As an ambitious young poet, Rilke was chastised by his elder, Stefan George: “You’ve started to publish too early.” Damning words! Rilke had authored seven volumes of poetry before The Book of Hours, his 1905 breakthrough, and repudiated them later in life, by which time he had grown tired of the publishing marketplace altogether and taken to circulating his poems mainly among friends (Constantine Cavafy, another poet whose mature work spanned the nineteenth and twentieth centuries, was doing the same in Alexandria). Rilke turned from writing fashionable Jugendstil lyrics about maidens to producing inimitable meditations on the philosophical subjects of perceiving, knowing and being. For this he was rewarded with episodes of so-called dictation, culminating in February 1922, when he “received” a complement of Duino Elegies, which he had begun a decade before, and a new cycle, Sonnets to Orpheus.

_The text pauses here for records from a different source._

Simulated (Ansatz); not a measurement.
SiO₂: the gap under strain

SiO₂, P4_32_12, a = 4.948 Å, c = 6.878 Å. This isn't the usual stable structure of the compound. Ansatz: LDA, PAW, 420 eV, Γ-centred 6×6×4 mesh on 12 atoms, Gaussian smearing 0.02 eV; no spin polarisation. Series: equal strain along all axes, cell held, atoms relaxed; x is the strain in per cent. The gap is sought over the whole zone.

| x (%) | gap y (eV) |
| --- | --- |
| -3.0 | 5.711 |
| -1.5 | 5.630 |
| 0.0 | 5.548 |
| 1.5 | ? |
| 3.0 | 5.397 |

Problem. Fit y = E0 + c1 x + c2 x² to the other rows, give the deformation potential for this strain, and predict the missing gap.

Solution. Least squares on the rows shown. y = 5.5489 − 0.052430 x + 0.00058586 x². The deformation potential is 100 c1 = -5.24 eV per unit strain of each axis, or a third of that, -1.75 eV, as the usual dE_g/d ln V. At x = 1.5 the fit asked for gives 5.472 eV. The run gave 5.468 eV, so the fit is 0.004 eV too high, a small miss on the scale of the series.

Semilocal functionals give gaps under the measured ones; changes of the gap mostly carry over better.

By that point Rilke had traveled far from his origins. Born in Prague in 1875, he considered himself the product of a middling family, a middling education and a middling city. At a time when poets still honored, faithfully or fitfully, the Romantic ideal of depicting the sagas of the public world in epic terms, Rilke’s distaste for his family and his city propelled him onto a different aesthetic path, one of lifelong cosmopolitan itinerancy. He escaped first to Berlin, then to Russia, then to Paris; there were sojourns in Spain, Egypt, Denmark, Sweden, Italy, Switzerland; he was rerouted by World War I, and by the penury that drove him from villa to castle as the houseguest of patronesses all over Europe. (Some say he was a freeloader–his sense of entitlement is legendary.) In his introduction to Edward Snow’s commanding and essential new volume of translations of Rilke’s major poetic works, the culmination of decades of labor, Adam Zagajewski says that Rilke’s “weak beginnings” placed him on the periphery of German culture in an era when Goethe, Schiller, Hölderlin and Heine still awaited their successors. Rilke’s benefactors were on the periphery as well. Most of them were aristocrats, but unlike Goethe (who was an adviser to a duke) or Yeats (who was in the Irish Senate), Rilke didn’t meet them at court, and the ones he knew in private life were, as Zagajewski notes, “the shadows of once-powerful magnates.”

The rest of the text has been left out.